Riyadh's decision today to extend crude supply cuts will not affect US-Saudi cooperation or jeopardize a potential meeting between the leaders of the two countries later this week, the White House says.
The two governments have been working to arrange a meeting between President Joe Biden and the Saudi prime minister, Crown Prince Mohammad bin Salman, on the sidelines of the G20 summit of major economies in India on 7-9 September. A meeting has not been scheduled yet but the Saudis' crude announcement will not "move us one way or another in terms of engaging with leaders at the G20 summit," White House national security adviser Jake Sullivan told reporters today. "We'll make our decisions on (a meeting) on the basis of a far broader set of considerations than any one policy."

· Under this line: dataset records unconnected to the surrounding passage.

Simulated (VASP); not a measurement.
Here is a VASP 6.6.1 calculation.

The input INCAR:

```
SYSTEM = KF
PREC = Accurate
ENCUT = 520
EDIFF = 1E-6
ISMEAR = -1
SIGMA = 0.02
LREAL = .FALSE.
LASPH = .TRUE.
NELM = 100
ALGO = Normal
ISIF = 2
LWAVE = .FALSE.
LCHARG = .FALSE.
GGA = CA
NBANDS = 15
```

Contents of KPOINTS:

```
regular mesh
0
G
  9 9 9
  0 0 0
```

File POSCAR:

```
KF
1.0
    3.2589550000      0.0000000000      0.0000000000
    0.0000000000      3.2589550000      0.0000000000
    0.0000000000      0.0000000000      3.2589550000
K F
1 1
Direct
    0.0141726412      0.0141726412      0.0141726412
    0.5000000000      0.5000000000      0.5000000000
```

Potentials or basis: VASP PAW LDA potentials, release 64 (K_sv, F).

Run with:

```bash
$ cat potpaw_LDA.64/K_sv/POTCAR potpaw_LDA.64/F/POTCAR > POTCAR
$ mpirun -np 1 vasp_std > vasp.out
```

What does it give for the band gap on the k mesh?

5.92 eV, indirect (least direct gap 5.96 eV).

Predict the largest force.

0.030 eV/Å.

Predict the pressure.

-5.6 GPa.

Saudi Arabia said it will extend the 1mn b/d cut in production, first implemented in July and later extended to August-September, by another three months, through the end of 2023. Russia separately said it would extend its 300,000 b/d cut to crude exports until year-end. The announcement moved front-month Ice Brent futures prices above $90/bl for the first time since November 2022.
"The most important thing that the President is focused on is just trying to do everything within his toolkit to be able to get lower prices for consumers at the gas pump in the US," Sullivan said. Keeping US retail prices from rising too much is the only metric of success of Biden's policy, rather than "which country is doing what, here or there," Sullivan said.
The Biden administration last year ordered a massive drawdown from the Strategic Petroleum Reserve in an effort to bring down US retail gasoline prices, which in June 2022 reached a record high — in nominal dollar terms — of $5/USG. The US worked with its G7 allies to craft a sanctions policy that kept Russian oil flowing at discounted prices to consumers in emerging economies, in an effort to prevent a supply shock.
Average US gasoline prices bounced higher in August, reaching a high for the year of $3.87/USG for the week ended 21 August, Energy Information Administration data show.
The White House denounced Riyadh for orchestrating a reduction in Opec+ production quotas in October 2022, but relations between the two governments have improved since then — largely because US gasoline prices remain below politically sensitive levels. "We have, obviously, regular engagement with the Saudis, at multiple levels, with their energy minister, with their leadership, and that will continue," Sullivan said.
"The thing that we ultimately stand for is a stable, effective supply of energy to the global markets, so that we can, in fact, deliver relief to consumers at the pump and, also, that we do this in a way that is consistent with the energy transition over time," he said.
Riyadh's defrosting of relations with its erstwhile regional arch-enemy Iran and the ceasefire in Yemen — considered priorities by the White House — have also helped improve US-Saudi relations. Washington and Riyadh are in talks on a possible deal, as Saudi Arabia is keen to formalize previously unwritten US defense guarantees for the largest Opec producer and the White House is pushing for Riyadh to normalize relations with Israel.
Senior US diplomats are visiting Riyadh this week to discuss potential contours of such an agreement, as well as the ongoing ceasefire in Yemen, but there is no "imminent breakthrough or action with respect to the question of normalization" of Saudi-Israel relations, Sullivan said.